The phrase, counselling for earthly inhabitants, invites our attention in a specific way.
It started when I was reading some introductory paragraphs in a book about contemplation. The opening section of the book claimed the basic requirement for leading a thoughtful life is humility. My impression is that in our contemporary culture, humility is ranked low among qualities necessary for living a good life. It may have overtones of a worldview belonging to the Middle Ages, or in our own day, with the small minority of people who do not choose marriage, children, and mortgage payments but instead join a religious order.

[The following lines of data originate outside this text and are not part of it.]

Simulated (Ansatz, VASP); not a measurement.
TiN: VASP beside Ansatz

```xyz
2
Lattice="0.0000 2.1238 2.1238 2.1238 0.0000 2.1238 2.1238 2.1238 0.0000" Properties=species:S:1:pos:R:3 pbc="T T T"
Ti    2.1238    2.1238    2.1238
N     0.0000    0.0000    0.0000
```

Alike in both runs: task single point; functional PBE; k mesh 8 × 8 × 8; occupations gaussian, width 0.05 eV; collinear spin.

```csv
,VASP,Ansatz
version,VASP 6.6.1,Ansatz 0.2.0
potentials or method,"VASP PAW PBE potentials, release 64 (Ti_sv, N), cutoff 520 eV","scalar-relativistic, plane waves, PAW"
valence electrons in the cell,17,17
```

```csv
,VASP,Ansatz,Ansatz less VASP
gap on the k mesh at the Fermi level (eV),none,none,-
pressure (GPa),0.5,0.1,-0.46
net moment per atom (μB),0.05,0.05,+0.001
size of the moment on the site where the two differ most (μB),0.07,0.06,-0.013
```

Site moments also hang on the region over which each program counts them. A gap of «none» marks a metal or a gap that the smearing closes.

Government and business leaders continuously inform us that we live in a highly competitive world, that we need to get our acts together lest we fall behind (God forbid!) and that any sign of reluctance to become number one is not only a personal failing but possibly unpatriotic. So, many of us keep running harder and harder in order not to end up coming last while the treadmill spins faster and faster. The Great Competition that contributes significantly to turning the wheels of our society appears to us as never-ending. We view the competitive spirit as something having emerged along with the first appearance of life. It is life! A consequence of harbouring such a view is that we require desperate self-improvement and around-the-clock efficiency measures just to stay afloat. Who then has the time to sit quietly and think about what is true, good or beautiful? Or what does it mean to be an earthly inhabitant?
It all feels exhausting and takes a toll on the mental health of individuals and communities. If we have already decided that we need to improve for the sake of achieving some desired outcome, even before we have any deep knowledge of who we are, we get caught in a cycle of activity that is perpetually trying to change what we have no genuine understanding of. All we know is that something about us can and therefore needs to be improved. Without a deep knowing of ourselves and particularly of what drives us, an insidious implication can attach itself to our quest for self-improvement. We may start to see ourselves as not enough. What originally may have started out to be an impulse for growth becomes a compulsion. We must be more. Questions of who we are are superseded by who we must be. We must be winners. The driving force of change in our lives shifts from a natural unfolding of abilities to a fear of losing a race. At this point, a counselling for earthly inhabitants may start to make some sense.
In the past fifteen years, the discoveries of neuroscience, specifically of mirror neurons, and the work of scientists such as the primatologist, Frans de Waal, offer mounting evidence that neither human beings nor certain mammalian species are hard-wired for competition. To the contrary, the rapidly accumulating knowledge points to an empathic, co-operative predisposition in social mammals and humans.
It was at this point in my musings that the deeper meanings of the word humility began to stir. Thanks to a good dictionary, I discovered that humility, humus and human are all words that come from a common ancestor that means “earth, ground, soil”. The history of those words suggest that we humans are in fact beings of the earth, upon which we all stand, work, sleep, dream and to which we will all one day return–with the hope, perhaps, that our lives will prove to be of some good to those who come after. In this respect, we all share a common beginning and destination: the earth. All of us live as single, unique individuals among many, among billions of others. To the degree that we appreciate our common humanity and our common evolution as a species, we counterbalance the strong sense of ourselves as separate individuals. It softens the sometimes rigid boundaries between you and me that make our differences appear greater and more threatening than they actually are. With a bit of humility, we are likely to find our exaggerated emphasis on difference and separateness is like a fruit falling to the ground, rotting and decomposing back into the soil. This humbling cycle of life and death and life again, which reminds us that we humans are limited and united by our earthly embodiment, has, since the misty beginnings of history, provided a ground upon which we organize our lives . Awakening to the word human helps us remember the earth and invites us to join with its other residents with whom we share a home. Such a mood may be experienced as a home-coming that, in times of estrangement, may be helped by a counselling that views us as earth inhabitants.
As an occasional gardener, I know that when I make compost, I am imitating nature’s making of humus, returning what is no longer living to the earth to become nutrient for new life. I find that counselling is a similar undertaking, in which two persons talk about the aspects of one of their lives that seem to have become stuck and in some way deadened. Humility, that sense of a globally shared human experience, seems sufficient justification to pursue a counselling for earthly inhabitants.